Have you ever had to wait for something, some news, that feels very important? So important that you are struggling to do everyday tasks to distract yourself? Once I had this trouble. I had put a bid in for a flat that I was in love with, and I was waiting to hear if I’d got it or not.
This flat was phenomenal. It had an open plan kitchen living room with big south facing windows. It had bright coloured kitchen cabinets and a gas hob. It had a skylight and a spare room where I could have guests to stay. As if a sign from above, I had seen it on the internet at just the perfect time to allow myself and my parents to drive and see it. We saw it on a beautiful day that we spent walking around taking in what the neighbourhood had to offer. We loved it and I was going to put in a bid for it. I remember feeling everything was happening very quickly. I felt dizzy. I saw repeating numbers everywhere. When I got home, I thought about how I would put plants in the windowsill and how happy they’d be compared to the dingy rooms I’d put them through in all my previous years of basement living. If I had been honest, I had some other thoughts. I don’t know this city so well, what if this wasn’t the neighbourhood for me? What if I end up living here and not quite gelling with people? I meditated on it a bit and asked myself what the right path was. I was shown a different area of the city that I hadn’t explored yet. I wondered if this whole thing was moving too quickly. I tried my hardest to have the utmost faith in the positives I was feeling and to ignore the negatives for fear they were self-sabotaging thoughts.
On the day of bidding, I was a mess. (Waiting is stressful and tiring and I am more impatient than I realise.) I had set my expectations and watched my dreams unfold behind my eyes and now I was waiting to see if I’ve been clairvoyant or accidentally broken my own heart. I walked around all day looking at my phone. I swear I could have heard my phone ring from the mountain ranges of Mount Doom I was so hyper fixated on it. It could have rung underwater in an old abandoned German bunker, and I would have still answered it within seconds. I had it on loud and every time I’d get a new alert, I’d jump like I’d been tasered. I tried going for a walk. I tried meditating. I tried listening to upbeat songs about getting through hard times to brace myself in case it was bad news. I was so. Nervous. As the clock ticked on, things started to seem unlikely. The dread was setting in.

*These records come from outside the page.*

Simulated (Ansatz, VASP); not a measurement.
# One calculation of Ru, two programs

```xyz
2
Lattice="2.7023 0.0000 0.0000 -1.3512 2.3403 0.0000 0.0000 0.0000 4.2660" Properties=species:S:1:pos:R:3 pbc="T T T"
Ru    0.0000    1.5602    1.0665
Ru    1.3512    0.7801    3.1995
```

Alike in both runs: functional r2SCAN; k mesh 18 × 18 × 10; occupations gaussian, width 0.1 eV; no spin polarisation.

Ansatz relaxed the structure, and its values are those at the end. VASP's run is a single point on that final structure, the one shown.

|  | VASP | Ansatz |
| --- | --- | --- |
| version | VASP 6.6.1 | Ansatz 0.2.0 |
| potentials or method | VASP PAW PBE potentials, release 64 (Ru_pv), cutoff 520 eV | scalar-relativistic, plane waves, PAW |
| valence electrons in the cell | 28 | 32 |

It’s an uncomfortable feeling to know that a few words said by a balding Glaswegian estate agent can have the ability to send you on a downward spiral. He must know that I’m waiting for a piece of information that has the potential to either move me in a new direction or keep me going along my current, unhappy path. Exam results, a birth of a baby, the result of a bid on a house. They are all transient states where you wonder if your greatest desire will manifest itself today, or if the universe will say ‘not right now’ and you will have to continue to believe a better timeline will come.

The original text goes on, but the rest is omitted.